NJIT Alum Named a Global Climate Innovator for Groundbreaking Battery Recycling Technology
Chao Yan, a New Jersey Institute of Technology (NJIT) alumnus and co-founder of Princeton NuEnergy, has been named one of Business Insider’s Climate Action 15 for 2024 — a list highlighting global leaders deploying innovative solutions to combat the climate crisis.
The 15 honorees are trailblazers in energy, transportation, agriculture and shipping and provide answers to questions raised by climate change. In its profile of Yan, Business Insider highlighted his childhood, education and impetus behind finding a new way to recycle batteries. Yan’s work tackles the pressing issue of lithium-ion battery recycling, a critical element in advancing clean energy.

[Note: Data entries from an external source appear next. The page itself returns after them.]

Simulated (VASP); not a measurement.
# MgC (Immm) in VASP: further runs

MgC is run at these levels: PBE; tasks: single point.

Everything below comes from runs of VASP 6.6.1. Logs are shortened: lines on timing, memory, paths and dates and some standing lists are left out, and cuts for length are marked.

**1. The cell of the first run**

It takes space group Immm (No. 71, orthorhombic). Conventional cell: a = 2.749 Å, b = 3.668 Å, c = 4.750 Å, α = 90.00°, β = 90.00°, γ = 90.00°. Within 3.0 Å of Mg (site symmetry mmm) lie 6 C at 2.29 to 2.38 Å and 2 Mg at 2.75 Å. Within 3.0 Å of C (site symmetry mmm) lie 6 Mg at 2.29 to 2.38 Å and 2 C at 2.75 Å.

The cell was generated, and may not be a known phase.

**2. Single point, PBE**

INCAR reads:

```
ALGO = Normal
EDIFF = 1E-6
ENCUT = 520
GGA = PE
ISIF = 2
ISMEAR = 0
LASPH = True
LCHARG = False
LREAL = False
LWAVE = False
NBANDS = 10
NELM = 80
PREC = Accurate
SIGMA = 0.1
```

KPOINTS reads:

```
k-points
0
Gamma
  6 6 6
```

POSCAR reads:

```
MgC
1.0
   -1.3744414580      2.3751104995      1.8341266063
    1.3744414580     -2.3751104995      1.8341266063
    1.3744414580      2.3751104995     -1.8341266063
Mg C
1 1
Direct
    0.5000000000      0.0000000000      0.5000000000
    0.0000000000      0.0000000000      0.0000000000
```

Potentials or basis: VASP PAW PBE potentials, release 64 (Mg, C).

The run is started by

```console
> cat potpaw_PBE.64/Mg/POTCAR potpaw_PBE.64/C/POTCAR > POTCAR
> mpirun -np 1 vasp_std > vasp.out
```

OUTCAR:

Raised in Taiyuan, China, a city shaped by coal and steel industries, Yan grew up questioning the environmental costs of industrial progress. This curiosity ultimately guided him to NJIT, where he earned a master’s and Ph.D. in chemistry under the mentorship of Chemistry Professor Lev Krasnoperov. There, Yan began pioneering research that now drives Princeton NuEnergy’s revolutionary plasma-assisted recycling technology.
Conventional recycling methods for lithium-ion batteries are energy-intensive and pollutive, but Yan and his team have developed a sustainable alternative. Princeton NuEnergy’s process recovers up to 98% of valuable battery materials such as cathodes and anodes while significantly reducing costs and emissions.
“With our approach, we are able to more simply separate valuable material like the cathode and use plasma to clean the material, minimizing impurities in the recycling step,” said Yan, in an earlier interview. “The deep cleaning in our system guarantees the high quality of the final products … We can produce the battery grade materials just like virgin materials.
“Our approach reduces the chemical use and waste production, and generates a high quality of battery materials with lower costs than current industrial process.”
In the U.S., only about 5% of lithium-ion batteries are currently recycled, but by 2030 that number will need to improve dramatically. Along with increasing battery waste from personal electronics, our cars may also soon contribute to the problem, as electric vehicle (EV) sales are expected to jump from 1.7 million to 26 million by the end of the decade. Overall, some experts estimate 80 metric tons of lithium-ion batteries will need to be recycled in the U.S. in 2030 alone.
Since its founding in 2019, Princeton NuEnergy has earned national recognition, including the U.S. National Grand Prize from the CleanTech Open, the world’s largest clean technology accelerator program. The technology has received backing from Princeton’s IP accelerator program and grant funding from the U.S. Department of Energy.
Most recently, the company broke ground on its first commercial-scale recycling plant in South Carolina, set to begin operations in 2025. The facility aims to recycle materials for 100,000 electric vehicle batteries annually, addressing not only environmental concerns but also national security by reducing reliance on foreign supply chains for critical minerals like lithium and cobalt.
Global e-waste is projected to reach 74 million metric tons by 2030, and Yan’s work exemplifies the kind of innovative problem-solving NJIT fosters, which was also recognized by New Jersey business publication ROI-NJ. Princeton NuEnergy’s ambitious plans to scale its recycling infrastructure underscore the university’s role in empowering graduates to lead sustainable change worldwide.